I've set up a site search on my v6.1.6 istallation, it works and returns some results. The next step is to display them properly with the link and some text excerpt with the search term highlighted.
Hi Ismail, thanks for your reply, here are some of the build errors I can't figure out:
on this line:
protected Dictionary QueryParsers = new Dictionary();
Compiler complains Using the generic type 'System.Collections.Generic.Dictionary<TKey,TValue>' requires 2 type arguments Is it not a generic Dictionary and am I missing something? I do have all usings as in the example.
On this line:
var scorer = new QueryScorer(query.Rewrite(searcher.GetIndexReader()));
I get:
The type 'Lucene.Net.Search.Query' is defined in an assembly that is not referenced. You must add a reference to assembly 'Lucene.Net, Version=2.0.0.4, Culture=neutral, PublicKeyToken=null'.

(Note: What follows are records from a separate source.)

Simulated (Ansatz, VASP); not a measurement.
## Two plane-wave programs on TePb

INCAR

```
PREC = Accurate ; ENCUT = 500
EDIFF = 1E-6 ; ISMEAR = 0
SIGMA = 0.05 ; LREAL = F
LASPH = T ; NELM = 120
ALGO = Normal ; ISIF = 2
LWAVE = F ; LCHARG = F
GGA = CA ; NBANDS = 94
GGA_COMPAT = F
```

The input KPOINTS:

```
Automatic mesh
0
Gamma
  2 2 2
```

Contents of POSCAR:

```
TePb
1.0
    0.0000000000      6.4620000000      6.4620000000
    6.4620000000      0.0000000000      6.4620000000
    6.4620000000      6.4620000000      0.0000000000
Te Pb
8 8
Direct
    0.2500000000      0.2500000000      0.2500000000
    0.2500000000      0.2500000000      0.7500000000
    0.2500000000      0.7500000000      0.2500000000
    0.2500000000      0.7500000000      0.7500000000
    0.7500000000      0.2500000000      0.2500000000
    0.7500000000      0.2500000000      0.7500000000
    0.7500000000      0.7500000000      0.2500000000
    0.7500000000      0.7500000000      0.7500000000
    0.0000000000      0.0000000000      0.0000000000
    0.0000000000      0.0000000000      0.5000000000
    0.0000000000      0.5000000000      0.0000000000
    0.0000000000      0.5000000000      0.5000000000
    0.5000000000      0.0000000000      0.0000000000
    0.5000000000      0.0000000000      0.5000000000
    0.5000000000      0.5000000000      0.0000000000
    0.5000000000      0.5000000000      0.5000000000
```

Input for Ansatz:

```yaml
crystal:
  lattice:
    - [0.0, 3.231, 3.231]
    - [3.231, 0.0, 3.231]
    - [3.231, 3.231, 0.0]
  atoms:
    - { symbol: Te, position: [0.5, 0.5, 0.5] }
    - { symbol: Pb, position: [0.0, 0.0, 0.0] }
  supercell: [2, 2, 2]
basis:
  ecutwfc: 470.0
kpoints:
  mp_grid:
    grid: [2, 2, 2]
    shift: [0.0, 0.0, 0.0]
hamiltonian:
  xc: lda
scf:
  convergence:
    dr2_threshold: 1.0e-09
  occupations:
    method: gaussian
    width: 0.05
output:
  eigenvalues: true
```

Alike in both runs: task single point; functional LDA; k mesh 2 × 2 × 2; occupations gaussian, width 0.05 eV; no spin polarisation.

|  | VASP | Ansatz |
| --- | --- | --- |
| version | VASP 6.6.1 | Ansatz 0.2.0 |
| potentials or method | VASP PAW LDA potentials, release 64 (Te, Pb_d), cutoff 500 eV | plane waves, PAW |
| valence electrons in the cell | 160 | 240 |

The best overloaded method match for Lucene.Net.Highlight.QueryScorer.QueryScorer(Lucene.Net.Search.Query)' has some invalid arguments
I do have a reference to Lucene.Net, which comes with Umbraco, do I need to replace it? I also added the reference to Lucene.Net.Highlight which come from the zip file on that page.
There are other similar errors, so I'm very curious why wouldn't it work for me?
This was put together a while back by darren ferguson. Since then in later vesrions of umbraco we are using lucene 2.9.2 which is what i guess you are referencing? Let me check my site where i use it as its umbraco 4.11.7 with later vesrion of lucene.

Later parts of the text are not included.